Terminating an Adult Guardianship
In most cases, a court hearing is required to terminate a guardianship over an adult. Anyone - a guardian, a relative, or the subject of the guardianship - can file papers asking the judge to decide whether a guardianship is still needed. Read this section for more information about why a guardianship may be terminated, and to find the forms needed to ask a judge to end the guardianship.
If the protected person passed away and all of the surviving heirs will agree to waive a final accounting, you may be able to close the case with following the steps on this page and without a hearing. Follow the instructions and complete the forms in the Petition to Waive Accounting and Close Case (protected person Deceased) packet. If all of the heirs will not sign the included consent form, you must instead follow the instructions below to terminate the guardianship.
How to Terminate an Adult Guardianship
1. File the Papers
You will need to complete a Petition to Terminate Guardianship, and a Citation or a Notice of Hearing. You may also need to provide other documents depending on your situation.
Fill out all of the forms in the packet below, and follow all of the included instructions.
If the protected person has passed away: Complete the Notice of Hearing instead of the Citation that is included in the packet above. This lets any interested parties know of the court date if they want to attend and speak to the judge.

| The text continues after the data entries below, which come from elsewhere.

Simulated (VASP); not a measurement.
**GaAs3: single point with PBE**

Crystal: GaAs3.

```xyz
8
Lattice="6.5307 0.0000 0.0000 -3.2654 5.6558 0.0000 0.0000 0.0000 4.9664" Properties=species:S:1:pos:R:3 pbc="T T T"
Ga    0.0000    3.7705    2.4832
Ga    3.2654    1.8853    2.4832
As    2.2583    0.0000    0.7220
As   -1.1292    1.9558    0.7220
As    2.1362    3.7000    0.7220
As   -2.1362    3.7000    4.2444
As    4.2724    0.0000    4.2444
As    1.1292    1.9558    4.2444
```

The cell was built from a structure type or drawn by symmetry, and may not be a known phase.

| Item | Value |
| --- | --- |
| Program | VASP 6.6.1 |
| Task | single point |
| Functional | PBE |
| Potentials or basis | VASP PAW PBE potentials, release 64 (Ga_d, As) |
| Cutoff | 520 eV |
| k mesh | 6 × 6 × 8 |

Other Documents You May Need:
Depending on the reason you want to close the guardianship, you may need to provide other documents to support your request. Some common forms that must also be submitted to the court are:
- Final Accounting. If you are the guardian over the protected person's estate, you must provide a final accounting to the court. The following document can be attached as an "Exhibit" to your petition so the judge can approve of the final accounting at the same hearing.
Final Accounting (pdf)
- Doctor's Letters. If you want to close a guardianship over an adult who has regained competence, you must provide two letters from two doctors stating that the adult is competent. Attach the letters as exhibits to your petition.
- Other State's Guardianship Papers. If you have moved to another state (with prior court permission) and opened a guardianship case there, attach proof of the other state's filing as an exhibit to your petition.
2. Serve the Papers
Once you have filed all of the necessary papers, you will have to serve the papers on all required people. THIS STEP IS VERY IMPORTANT! If you do not follow this step properly, the judge may cancel your hearing!
You will have to send the Petition to Terminate Guardianship along with the Citation (or Notice of Hearing if the protected person has passed away) to the protected person, the guardians, the protected person's relatives (the same ones who have been receiving notice of prior proceedings), and the protected person's attorney. This is to make sure all of these people know about the hearing and have a chance to respond to your papers.
How to Serve the Papers:
- If the protected person is alive: Mail the petition and the citation to all of the required people by certified mail, return receipt requested.
- If the protected person has passed away: You can send the petition and the notice of hearing to all of the required people by regular mail.
3. On the Day of the Hearing (and after):
Make sure to arrive at the courthouse early for your hearing so you have enough time to park, get through security, and find the courtroom. Check in with the judge's marshal.
When your hearing begins, the judge will ask some questions to you and anyone who is at the hearing for your case. The judge may make a decision after hearing from everyone.
If the judge terminates the guardianship, the judge will sign the Order Terminating Guardianship. This form is included in the packet above; bring it with you to court. After the judge signs the Order Terminating Guardianship, you must make sure the order is filed at the Clerk's Office.
You will then be responsible to send a copy of the order to all required people, and file a Notice of Entry of Order with the court so the judge knows that all required people have a copy.